Therefore, this article investigates the challenges in the design and engineering implementation of an ultra-compact, fully freeform optical load with a large field of view, using a space camera as the object of study. The optic-mechanical system is optimally designed based on the optic-mechanical integration analysis method, which solves the contradiction between lightweight and dimensional instability of the optic-mechanical system. Aiming at the problem of difficulty in mounting and adjusting the special-shaped optical system, the system integration scheme of double CGH common reference is proposed, and the mounting and adjusting work of the shaped optical system is successfully completed. The final indicators have met the design requirements of the optical system. This article focuses on the full freeform special configuration optical system, which has new breakthroughs in the analysis of optic-mechanical system integration and system mounting. This paper provides a new technical solution for the development of an ultra-compact space target detection optical payload with a large field of view. At the same time, the application of this optical payload is expected to be of great significance for the miniaturisation of the network scale of the space surveillance system.

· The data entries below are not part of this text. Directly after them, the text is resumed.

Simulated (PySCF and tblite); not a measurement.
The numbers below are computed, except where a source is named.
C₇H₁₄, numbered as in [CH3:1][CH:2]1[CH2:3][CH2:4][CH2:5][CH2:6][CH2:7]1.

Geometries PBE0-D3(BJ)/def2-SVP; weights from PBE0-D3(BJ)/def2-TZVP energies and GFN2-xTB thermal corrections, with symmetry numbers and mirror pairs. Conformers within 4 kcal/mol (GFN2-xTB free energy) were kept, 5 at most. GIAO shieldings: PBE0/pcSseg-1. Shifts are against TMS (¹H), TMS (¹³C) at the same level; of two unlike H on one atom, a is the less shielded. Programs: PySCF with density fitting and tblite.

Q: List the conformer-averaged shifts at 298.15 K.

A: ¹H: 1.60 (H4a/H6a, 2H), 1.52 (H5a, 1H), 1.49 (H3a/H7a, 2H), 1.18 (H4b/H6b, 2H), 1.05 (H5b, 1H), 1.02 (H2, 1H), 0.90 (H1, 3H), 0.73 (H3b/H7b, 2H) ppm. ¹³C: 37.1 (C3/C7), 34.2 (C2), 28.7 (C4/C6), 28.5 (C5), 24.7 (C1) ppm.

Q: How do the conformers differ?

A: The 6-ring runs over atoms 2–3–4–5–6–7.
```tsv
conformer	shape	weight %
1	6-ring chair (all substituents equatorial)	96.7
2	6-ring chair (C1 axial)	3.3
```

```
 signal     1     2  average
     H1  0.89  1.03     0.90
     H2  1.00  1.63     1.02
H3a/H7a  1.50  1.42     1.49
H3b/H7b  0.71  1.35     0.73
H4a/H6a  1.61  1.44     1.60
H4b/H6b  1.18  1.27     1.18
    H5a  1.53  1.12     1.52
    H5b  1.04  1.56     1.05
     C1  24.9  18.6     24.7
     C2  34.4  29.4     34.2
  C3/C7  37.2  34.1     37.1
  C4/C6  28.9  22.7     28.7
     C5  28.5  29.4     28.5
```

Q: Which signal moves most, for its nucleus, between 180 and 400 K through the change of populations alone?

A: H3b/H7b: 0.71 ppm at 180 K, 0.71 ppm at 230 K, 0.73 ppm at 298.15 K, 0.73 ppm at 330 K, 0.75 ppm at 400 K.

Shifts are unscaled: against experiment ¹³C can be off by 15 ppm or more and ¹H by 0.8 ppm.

2. Introduction to Full Freeform Optical Systems

Firstly, the metric requirements of the optical payload are defined according to the exploration mission. The optical payload is planned to probe downward in a 100,000 km orbit to acquire information about space targets larger than 0.4 m in a 30,000 km orbit. The optical payload should possess the capability to acquire information from space targets in the ultraviolet (350–400 nm), visible light (400–900 nm), and near-infrared (800–1000 nm) spectral bands while also having a large field of view detection capability of 4° × 4°. The limiting magnitude index of the camera can be calculated based on the relationship between the detection target area, the detection distance, and the equivalent magnitude [12]. The size of the detection target is 0.4 m, its area is 0.16 m2, and the calculated limiting magnitude of the optical system should be not less than 14th magnitude, which can meet the detection requirements.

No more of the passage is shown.